He will lie in state at Arizona's capitol on Wednesday, before a public viewing Friday at the Rotunda of the US Capitol, an honor reserved for the likes of John F. Kennedy, Ronald Reagan and civil rights champion Rosa Parks.

A national funeral service will be held Saturday at the National Cathedral in Washington, with lawmakers, foreign leaders and other dignitaries in attendance.

Former presidents George W. Bush and Barack Obama -- a Republican and a Democrat -- have been asked to deliver eulogies. The current president's likely absence could not be more conspicuous.

Tributes have poured in from every living former president, honoring the former Navy aviator for his courage, integrity and decency.

Vice President Mike Pence and First Lady Melania Trump offered their condolences and thanks "for your service to the nation."

Obama hailed his former rival for the US presidency in 2008 as a man of courage who showed what it meant "to put the greater good above our own."

The New York Stock Exchange observed a moment of silence in McCain's memory.

At bitter odds

From the day the billionaire former reality TV star announced his candidacy for the Republican nomination with an attack on Mexican immigrants as criminals and rapists, Trump and McCain have been at bitter odds.

McCain denounced Trump for using language that "fired up the crazies," while Trump said McCain was a "dummy" who barely managed to graduate from the US Naval Academy.

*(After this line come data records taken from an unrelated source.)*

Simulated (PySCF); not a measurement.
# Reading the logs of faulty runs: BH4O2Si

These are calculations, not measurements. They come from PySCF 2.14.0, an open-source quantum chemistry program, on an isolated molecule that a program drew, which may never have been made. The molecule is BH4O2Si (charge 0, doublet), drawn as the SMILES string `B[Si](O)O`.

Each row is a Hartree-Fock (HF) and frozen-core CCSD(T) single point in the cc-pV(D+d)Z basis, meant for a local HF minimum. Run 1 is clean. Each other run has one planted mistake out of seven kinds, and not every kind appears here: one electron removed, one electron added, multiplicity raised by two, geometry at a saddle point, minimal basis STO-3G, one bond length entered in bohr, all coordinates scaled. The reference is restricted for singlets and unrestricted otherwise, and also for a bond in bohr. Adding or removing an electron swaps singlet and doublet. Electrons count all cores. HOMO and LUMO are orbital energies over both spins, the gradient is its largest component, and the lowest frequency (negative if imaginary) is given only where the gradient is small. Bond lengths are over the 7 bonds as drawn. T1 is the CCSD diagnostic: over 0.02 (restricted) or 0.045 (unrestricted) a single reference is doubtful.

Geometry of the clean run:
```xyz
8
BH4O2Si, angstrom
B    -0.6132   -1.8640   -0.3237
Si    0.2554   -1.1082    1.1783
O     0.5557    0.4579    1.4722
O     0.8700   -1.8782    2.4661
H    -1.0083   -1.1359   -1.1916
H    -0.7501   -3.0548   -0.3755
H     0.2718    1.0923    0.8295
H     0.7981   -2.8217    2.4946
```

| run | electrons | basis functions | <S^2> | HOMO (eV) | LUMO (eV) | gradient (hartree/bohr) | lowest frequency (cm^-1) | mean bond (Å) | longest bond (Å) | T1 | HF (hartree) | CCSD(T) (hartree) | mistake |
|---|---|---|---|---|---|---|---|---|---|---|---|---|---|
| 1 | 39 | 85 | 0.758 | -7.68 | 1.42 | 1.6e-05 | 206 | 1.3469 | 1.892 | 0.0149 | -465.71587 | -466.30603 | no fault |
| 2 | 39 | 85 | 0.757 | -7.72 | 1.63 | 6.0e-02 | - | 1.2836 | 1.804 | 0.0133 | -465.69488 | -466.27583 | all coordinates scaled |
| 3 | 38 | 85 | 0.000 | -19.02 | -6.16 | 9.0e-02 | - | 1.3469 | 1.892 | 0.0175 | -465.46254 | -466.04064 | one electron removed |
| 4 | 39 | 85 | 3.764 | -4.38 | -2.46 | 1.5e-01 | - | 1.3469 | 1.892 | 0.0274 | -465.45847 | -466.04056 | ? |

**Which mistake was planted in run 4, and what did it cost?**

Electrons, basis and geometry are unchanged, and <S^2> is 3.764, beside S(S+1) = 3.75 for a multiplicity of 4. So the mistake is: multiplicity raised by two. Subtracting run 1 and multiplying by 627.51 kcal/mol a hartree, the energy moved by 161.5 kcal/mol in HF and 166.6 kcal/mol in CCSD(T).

In the years since, McCain has been Trump's loudest -- and often a lonely -- Republican critic, especially as the president disrupted America's longtime alliances.

In McCain's eyes, Trump's meeting in Helsinki with Russia's President Vladimir Putin earlier this year was "one of the most disgraceful performances by an American president in memory."

McCain meanwhile won the president's undying enmity last year, by casting a dramatic thumbs down vote -- only one of three Republican senators to do so -- against a Trump-backed effort to repeal Barack Obama's signature health care law.

Trump, who regularly denounces that vote at his rallies, earlier this month repaid his nemesis by signing the John McCain National Defense Authorization Act without ever speaking the name of the person it was meant to honor.